As Kripke states (Kripke, 1972), pain does not rigidly designate C-fiber stimulation, meaning it is not necessary that C-fiber activation always cause the feeling of pain. In other words, the identity relation between pain and C-fiber stimulation is contingent, that is to say it might be the case that there is C-fiber activation but not the feeling of pain, or C-fiber stimulation might cause another subjective feeling. It is conceivable that there is a ‘zombie’ world where C-fiber stimulation occurs but the creatures do not feel pain. In this respect, we can state that the activation of C-networks does not cause the subjective feeling of pain. Artificial intelligences are just ‘zombies’ in this world, which do not have any qualia at all. Because, the subjective feeling of phenomenal experience neither can be grasped by humans so that it can be represented nor can emerge within a machine by itself as it processes symbols. Because of this, qualia cannot be multiply realized and machines do not and will not any subjective experience what they are doing.
In conclusion, whether the hard problem of consciousness is a problem for artificial intelligence or not depends on what we are aiming while building these machines. If we want to simulate human mind in every respect, the hard problem is a problem for AI that we will not ever overcome. On the other hand, if we just want to simulate cognitive processes without their intrinsic property, i.e. qualia, such as vision, movement, speaking etc. which can be studied from an objective point of view, we are fine. In this respect, the hard problem of consciousness will not be a problem for AI, although our conclusion does not rule out the possibility of the conspiracy theories that I have mentioned at the beginning. However, if artificial intelligence would bring the end of mankind, it is certain that they will not sincerely enjoy while doing it and that will not be an AI apocalypse, but be a zombie apocalypse.
References
Jackson, F. (1982). Epiphenomenal qualia. Philosophical quarterly, 32(127), 127-136.
Kripke, S. A. (1972). Naming and necessity. In Semantics of natural language (pp. 253-355). Springer Netherlands.
McGinn, C. (1989). Can We Solve the Mind--Body Problem?. Mind, 98(391), 349-366.

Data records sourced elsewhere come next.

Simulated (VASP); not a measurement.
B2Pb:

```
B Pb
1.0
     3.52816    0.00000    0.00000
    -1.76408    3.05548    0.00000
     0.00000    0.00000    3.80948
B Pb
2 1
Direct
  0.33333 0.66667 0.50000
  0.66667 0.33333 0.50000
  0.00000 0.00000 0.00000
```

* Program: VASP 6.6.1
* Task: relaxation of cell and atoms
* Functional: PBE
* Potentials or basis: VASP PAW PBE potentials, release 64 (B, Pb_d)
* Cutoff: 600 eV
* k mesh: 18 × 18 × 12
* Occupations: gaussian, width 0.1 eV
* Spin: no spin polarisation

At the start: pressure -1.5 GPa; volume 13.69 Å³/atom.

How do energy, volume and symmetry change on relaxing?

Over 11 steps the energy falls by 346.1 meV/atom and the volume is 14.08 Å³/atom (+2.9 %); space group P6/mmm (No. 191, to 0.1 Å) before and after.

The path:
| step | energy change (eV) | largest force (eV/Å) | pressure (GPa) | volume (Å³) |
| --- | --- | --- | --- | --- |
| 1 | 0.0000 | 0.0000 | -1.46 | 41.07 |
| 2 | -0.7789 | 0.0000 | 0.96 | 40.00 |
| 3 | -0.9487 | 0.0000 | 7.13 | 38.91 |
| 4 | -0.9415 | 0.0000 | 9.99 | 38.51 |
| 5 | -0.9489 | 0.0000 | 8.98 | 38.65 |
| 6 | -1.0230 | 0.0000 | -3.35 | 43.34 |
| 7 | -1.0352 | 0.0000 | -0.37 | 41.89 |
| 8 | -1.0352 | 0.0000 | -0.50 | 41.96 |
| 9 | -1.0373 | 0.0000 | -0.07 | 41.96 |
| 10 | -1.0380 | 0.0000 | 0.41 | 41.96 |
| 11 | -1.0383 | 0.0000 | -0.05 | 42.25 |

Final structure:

McCulloch, W. S., & Pitts, W. (1943). A logical calculus of the ideas immanent in nervous activity. The bulletin of mathematical biophysics, 5(4), 115-133.
Nietzsche, F. (2010). The gay science: With a prelude in rhymes and an appendix of songs. Vintage.
Putnam, H. (1967). Psychological predicates. Art, mind, and religion, 1, 37-48.
Searle, J. R. (1980). Minds, brains, and programs. Behavioral and brain sciences, 3(3), 417-424.
Turing, A. M. (1950). Computing machinery and intelligence. Mind, 59(236), 433-460.